I like to complete my stories, and this report of my September 2013 trip to the Steens Mountain got side tracked and I never wrote its last chapter. Among other stories already published after my last 2013 Steens post, I had started writing about that United Airlines press release of November and got over my head trying to make sense of what I was trying to convey. It reminded me of the penurious times I spent as a graduate student. Distractions also came from trips to Brazil, then Hawaii, then there was the general laziness from the end of year break and celebrations. Time to get back on track! Therefore I decided to put the United story aside and take care of the riding stories that have been waiting to be completed.
On my last post about this trip, I reported we had camped in the Marsters Campground near Paisley on our way back from the Steens. Here is where the story continues.

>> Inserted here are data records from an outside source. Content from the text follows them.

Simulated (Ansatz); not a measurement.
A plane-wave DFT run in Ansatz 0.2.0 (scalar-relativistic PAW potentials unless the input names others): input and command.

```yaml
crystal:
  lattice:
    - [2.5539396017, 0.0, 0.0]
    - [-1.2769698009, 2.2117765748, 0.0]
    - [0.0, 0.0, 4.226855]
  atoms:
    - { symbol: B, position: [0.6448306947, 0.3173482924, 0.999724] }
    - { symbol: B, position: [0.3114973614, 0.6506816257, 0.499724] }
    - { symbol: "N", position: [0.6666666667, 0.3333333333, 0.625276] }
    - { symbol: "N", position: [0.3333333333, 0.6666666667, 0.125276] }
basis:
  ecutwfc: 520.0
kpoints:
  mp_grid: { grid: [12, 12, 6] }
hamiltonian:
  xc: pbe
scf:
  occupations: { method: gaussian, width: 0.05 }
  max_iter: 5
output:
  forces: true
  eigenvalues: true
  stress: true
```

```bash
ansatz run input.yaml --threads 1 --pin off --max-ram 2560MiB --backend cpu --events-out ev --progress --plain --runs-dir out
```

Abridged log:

I woke up in the morning and as I was setting the bike up I noticed the bark busters were getting lose on the bar ends. This bike is great, but it really shakes everything and anything lose on long road rides. But then, this is all the maintenance this bike needs besides oil changes, air filter cleaning, and tire changes every now and then.
We had breakfast at the same restaurant in Paisley. Looking at these sunny pictures of September last year, and I’m already dreaming of good riding days again.
We split our ways here. Doug and Annie went their way. Chris and I found our way back north. We would be riding together for a while, then I was going home and back to work, Chris would continue riding for a couple more days before returning to Eugene, timing to arrive in Eugene just before his brother arrived from Switzerland to reclaim the bike (the F800GS belongs to Oliver, Chris’ brother). We decided to ride the dirt roads on the range of mountains, called Winter Ridge, that parallels Hwy 31st, south to north, alongside the length of Summer Lake. The ridge starts just north of Paisley, climbs steeply from there. Very quickly we already had a panoramic view of this small town.
We continued north, encountering some hamburgers and steaks along the way. The roads were very smooth gravel. Besides the cattle, I also saw a big cat crossing the road just in front of me at high speed. I had my GoPro camera rolling, and I reviewed the footage many times, including in slow motion, and have not been able to see the animal yet. Need a frame by frame editor to see it. It was likely a mountain lion, a big one.
Road signs need some help.
We eventually ran into Doug and Annie, as they were also exploring the area. After a few more miles made it to the Fremont view point.
Summer Lake was a dust bowl.
Looking to the north.
The bikes: very good, trouble-free machines.
We continued, going down the Winter Ridge at its north end to join Hwy 31.
Once on Hwy 31 we made a bee-line to Silver Springs. We found some shade under the roof of a former gas station.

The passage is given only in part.